Phil Factor shows us how we can use Extended Properties to build database documentation:
Once you’ve got into the habit of using Extended Properties to document your database, there are obvious benefits:
- You can explain why you added that index or modified that constraint.
- You can describe exactly what that rather obscure column does.
- You can add a reasoned explanation to the use of a table.
You will often need these explanations because, sadly, DDL code isn’t ‘self-documenting’, and human memory is fallible. Extended Properties are easily searched because they are all exposed in one system view.

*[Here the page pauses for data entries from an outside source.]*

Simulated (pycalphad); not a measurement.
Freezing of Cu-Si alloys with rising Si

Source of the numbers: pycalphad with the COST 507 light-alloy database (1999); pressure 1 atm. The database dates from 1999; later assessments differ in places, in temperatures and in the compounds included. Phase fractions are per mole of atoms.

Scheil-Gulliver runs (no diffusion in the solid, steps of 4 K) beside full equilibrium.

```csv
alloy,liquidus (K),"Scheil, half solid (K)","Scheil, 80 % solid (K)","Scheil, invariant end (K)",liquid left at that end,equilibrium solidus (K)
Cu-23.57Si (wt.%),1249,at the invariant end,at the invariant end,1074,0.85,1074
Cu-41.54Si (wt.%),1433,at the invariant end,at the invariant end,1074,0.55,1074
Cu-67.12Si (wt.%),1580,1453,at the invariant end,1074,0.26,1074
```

It is great to add explanations to lists of procedures, functions and views once the database becomes sizeable. Extended Properties are useful when exploring the metadata, but the requirement isn’t quite so essential because comments are preserved along with the source code. Tables, however, are a big problem because SQL Server throws away the script that produces the table, along with all the comments. The reason that this happens is that there are many ways you can alter parts of a table without scripting the entire table. How could one infallibly preserve all these ALTER statements in the preserved script? It’s tricky. Table scripts that you get from SSMS or script via SMO are therefore synthesised from the system tables but without those comments or even Extended Properties.
Extended Properties are useful, but I think the lack of tooling around them prevented widespread adoption. Now that there are a few tools which support them (including SSMS’s data classification mechanism), I wonder if these will get a second look.